That wailing, crying note that slips out of a guitar solo — the source of all that grit is the blues scale, and one note inside it called the blue note. Using A as the example (familiar to guitarists), the blues scale is six notes: A C D Eb E G. It is simply the minor pentatonic that so many guitarists already have under their fingers (A C D E G), with one note added: Eb. That added Eb — the b5, a flatted fifth — is the blue note that gives the blues its sound.
Hear it first
It is faster to feel this than to read about it. Use the player above: hear the minor pentatonic (A C D E G) first, then the blues scale with the blue note added (A C D Eb E G). As Eb passes through the gap between D and E, a sudden grittier, smeared quality appears.
You can also check it in the Scale Dictionary.
- Open the Scale Dictionary
- Set the root to A and the scale to “minor pentatonic”
- Trace the keyboard and learn the five notes (A C D E G)

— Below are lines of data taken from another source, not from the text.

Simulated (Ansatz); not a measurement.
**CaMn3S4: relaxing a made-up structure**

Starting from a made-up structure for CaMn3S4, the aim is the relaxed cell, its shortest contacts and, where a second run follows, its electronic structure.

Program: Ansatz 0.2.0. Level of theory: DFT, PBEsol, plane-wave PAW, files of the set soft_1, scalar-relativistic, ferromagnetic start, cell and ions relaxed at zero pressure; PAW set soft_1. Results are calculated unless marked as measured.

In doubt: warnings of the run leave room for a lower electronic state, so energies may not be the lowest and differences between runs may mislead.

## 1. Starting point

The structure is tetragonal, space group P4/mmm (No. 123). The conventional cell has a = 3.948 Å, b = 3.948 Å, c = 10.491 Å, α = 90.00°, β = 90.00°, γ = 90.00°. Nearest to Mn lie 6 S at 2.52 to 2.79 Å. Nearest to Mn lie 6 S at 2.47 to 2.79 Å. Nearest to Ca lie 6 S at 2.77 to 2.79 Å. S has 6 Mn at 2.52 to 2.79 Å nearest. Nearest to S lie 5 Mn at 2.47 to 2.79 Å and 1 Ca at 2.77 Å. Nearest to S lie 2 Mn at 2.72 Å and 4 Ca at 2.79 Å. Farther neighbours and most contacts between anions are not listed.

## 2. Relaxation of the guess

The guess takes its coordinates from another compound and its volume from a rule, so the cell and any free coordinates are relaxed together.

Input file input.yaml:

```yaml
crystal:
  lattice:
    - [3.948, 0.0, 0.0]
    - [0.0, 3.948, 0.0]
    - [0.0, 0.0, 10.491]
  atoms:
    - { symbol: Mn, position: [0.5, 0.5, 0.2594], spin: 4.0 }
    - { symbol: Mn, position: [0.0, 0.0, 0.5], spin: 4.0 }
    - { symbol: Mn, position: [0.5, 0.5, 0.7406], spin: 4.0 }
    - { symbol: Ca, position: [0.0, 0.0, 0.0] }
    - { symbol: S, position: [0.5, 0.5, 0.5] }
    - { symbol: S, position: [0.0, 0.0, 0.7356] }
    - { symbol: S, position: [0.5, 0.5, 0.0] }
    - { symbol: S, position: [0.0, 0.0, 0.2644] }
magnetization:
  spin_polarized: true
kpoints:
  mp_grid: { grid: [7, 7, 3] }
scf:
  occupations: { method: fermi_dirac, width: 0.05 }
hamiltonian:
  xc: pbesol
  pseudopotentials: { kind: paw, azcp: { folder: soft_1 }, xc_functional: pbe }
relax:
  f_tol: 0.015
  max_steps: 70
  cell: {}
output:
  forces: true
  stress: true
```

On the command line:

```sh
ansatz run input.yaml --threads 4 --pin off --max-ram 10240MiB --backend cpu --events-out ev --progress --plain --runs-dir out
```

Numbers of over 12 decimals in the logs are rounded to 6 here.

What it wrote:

- Switch to “blues scale” on the same root and hear the added Eb sitting in the gap between D and E
How the scale works
The quickest way to remember the blues scale is as the minor pentatonic plus one note.
- Minor pentatonic: A C D E G (degrees 1, b3, 4, 5, b7)
- The added note: the blue note Eb (b5, a flatted fifth)
- The result: A C D Eb E G (1, b3, 4, b5, 5, b7)
The key is that Eb sits right between the 4th (D) and the 5th (E). That tightly packed cluster of three half-step neighbors — D, Eb, E — is what creates the slippery, dragging sound the blues scale is known for.
The blue note was a pitch “between the keys”
This is the most interesting part of the scale. The blue note was never a note that fit neatly on a piano keyboard. The blues grew out of singing and string bends, and the blue note was a pitch sung or played between two notes — for example, a little lower than E but higher than Eb, slid into with the voice or a guitar (see Blue note on Wikipedia).
In other words, the b5 (Eb) written in scores and apps is really an approximation, on fixed pitches, of a bent, in-between tone (see Blues scale on Wikipedia). So in practice, rather than landing on Eb as a destination, use it as a passing note. Touch it briefly on the way up from D to E, or on the way down from E to D. On guitar, bending slightly from Eb up toward E is exactly where that “cry” comes from.
Where you hear it
True to its name, the blues scale is the foundation of the blues, but it is just as essential in the rock, jazz, and R&B that grew out of it. The wailing line in a guitar solo, a rock riff, that “wrong but right” note in a jazz improvisation — it is usually this blue note. Whether the underlying chord is major or minor, playing the blues scale in the melody on top instantly brings a bluesy air.
For composing: a fast way to add grit
When you want an original solo or riff to sound a little grittier, the blue note is one of the shortest routes.
- Think of it as adding just one note — Eb (the b5) — to the minor pentatonic you already use
- Do not hold Eb; pass through it quickly (a move like D to Eb to E feels natural)
- The backing chords can stay as they are. Just weave the blue note into the melody to instantly color the line
For listening: hearing the blue note
A solo that strikes you as “gritty” or “crying” usually has a blue note hiding in it. Listen for a move that steps a half step outside, between the 4th and 5th, and snaps right back — that brief smear. A guitar bend in particular is exactly the technique for singing that in-between pitch like a voice. Once you can hear that wobble that does not settle onto a fixed pitch, music rooted in the blues opens up.
What to try next
Picture a guitar solo or blues lick you know and hunt for the one note that feels “wrong but good.” It is very likely the blue note. Then play the “minor pentatonic” and the “blues scale” on the same root A in the Scale Dictionary and compare how much changes from adding only Eb. Scales get their character not just from the “right” notes but from one note you bend deliberately outside.